This is a news story, but of the kind the world lets fall every now and then, that read like parables of indeterminable meaning. Here’s the story.
A bird — a parakeet — is found perching on the shoulder of a man in Tokyo. The man is a hotel guest. The bird is not. Or the bird perhaps is — ? The man doesn’t know. He pets the bird. It chirrups. Unsure what to do next, the man walks — bird on shoulder — to reception. Within a hotel, reception is like the government. They set the rules. They know how behaviour is supposed to happen. Within the context of a hotel. The bird is taken to reception, where it is immediately declared a vagrant (a vagabond, a drifter, an itinerant without a wallet, a peddler without a case of goods). It chirrups again, then flies to perch on the lobby chandelier. Reception staff spend the morning in agitated efforts directing bellhops over the bird’s capture. With this eventually accomplished, they call the police. This is a police matter: a vagabond bird. A parakeet. The police collect the bird and take it into custody. A metal wastepaper basket is upturned for a holding cell, and the bird is placed within upon the chief’s desk, where it continues to chirrup and caw, raise one leg and then the other, flick its tail, and squawk. On day two, among the curling notes and whistles of its song, it utters: a piece of language. It recites, to the chief as he trails his pen down the page of a report, an address. He looks at the parakeet, who ducks his head twice, and sings the address again. The words are quickly jotted down, and the bird taken to the named district and apartment. A woman opens the door, and immediately identifies herself as the bird’s owner. The bird is handed over to the woman, who returns it to its cage. “Yes,” she explains, “I taught the bird to sing my address, so that if it ever escaped, it would be brought back. I had lost a bird before — a parakeet — and I was not going to let it happen again.”

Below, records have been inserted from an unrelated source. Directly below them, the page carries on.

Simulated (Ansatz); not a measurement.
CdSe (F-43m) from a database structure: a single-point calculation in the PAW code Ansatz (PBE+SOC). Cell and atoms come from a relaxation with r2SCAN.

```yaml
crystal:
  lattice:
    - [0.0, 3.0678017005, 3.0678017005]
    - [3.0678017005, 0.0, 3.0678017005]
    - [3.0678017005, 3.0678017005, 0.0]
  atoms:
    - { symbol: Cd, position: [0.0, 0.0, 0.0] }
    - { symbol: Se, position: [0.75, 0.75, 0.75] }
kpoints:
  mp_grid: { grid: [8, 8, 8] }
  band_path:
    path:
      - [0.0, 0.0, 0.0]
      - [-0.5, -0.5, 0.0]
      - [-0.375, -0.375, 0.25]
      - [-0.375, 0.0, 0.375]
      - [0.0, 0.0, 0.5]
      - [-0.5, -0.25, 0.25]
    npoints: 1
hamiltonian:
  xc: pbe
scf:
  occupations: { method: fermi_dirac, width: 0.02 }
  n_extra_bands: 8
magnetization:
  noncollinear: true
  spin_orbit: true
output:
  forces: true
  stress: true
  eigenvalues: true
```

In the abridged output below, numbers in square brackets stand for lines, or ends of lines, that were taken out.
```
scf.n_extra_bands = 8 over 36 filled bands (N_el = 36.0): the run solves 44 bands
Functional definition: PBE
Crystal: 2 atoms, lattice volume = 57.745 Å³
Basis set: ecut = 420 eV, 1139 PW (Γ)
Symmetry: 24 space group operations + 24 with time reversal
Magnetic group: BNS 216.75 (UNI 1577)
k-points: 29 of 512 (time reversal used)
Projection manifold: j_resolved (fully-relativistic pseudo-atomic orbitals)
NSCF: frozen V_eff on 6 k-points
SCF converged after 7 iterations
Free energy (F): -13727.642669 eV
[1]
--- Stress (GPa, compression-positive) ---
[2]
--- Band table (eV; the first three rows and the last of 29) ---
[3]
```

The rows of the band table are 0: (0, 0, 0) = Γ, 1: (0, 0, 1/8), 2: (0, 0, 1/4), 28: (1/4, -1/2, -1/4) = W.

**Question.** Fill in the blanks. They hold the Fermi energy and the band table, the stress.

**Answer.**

How is the story to be interpreted? Is it that the parakeet had made its escape, but found, beneath the wide and wild skies of freedom, that the one song it knew how to sing was in fact the message of its former jailor — ? That its fate was to repeat — haplessly, uncomprehendingly, and to anyone who would listen — the words that would return it to the prison whence it had broken? Or is it that the address in the song, and the cage it implies, should really be understood as home? That without linguistic consciousness, but through the language of song, the bird is really finding its way back to the place of security and ownership where it will be safe, tended to, petted, and loved? Or is it that prison and home, within the story, should be understood as analogs, if not synonyms? The only words the bird has — and even these it doesn’t really have, not as words as such, but only as signifiers within a programme that runs in the basal ganglia of its brain — these words are the address of a place that is both prison and home; both a cage, and a cage in which to be — ? And if so, and if it is indeed a parable, then how are we to feel about it? And what does it say for us? Are we not, in some way, with the programmes in our own brains, wandering the world, chirruping on the shoulders of hotel guests, endlessly and uncomprehendingly repeating the signifiers of an ownership that we at best dimly understand? Are our songs, as we sing them, returning us always to our prisons, which are our homes?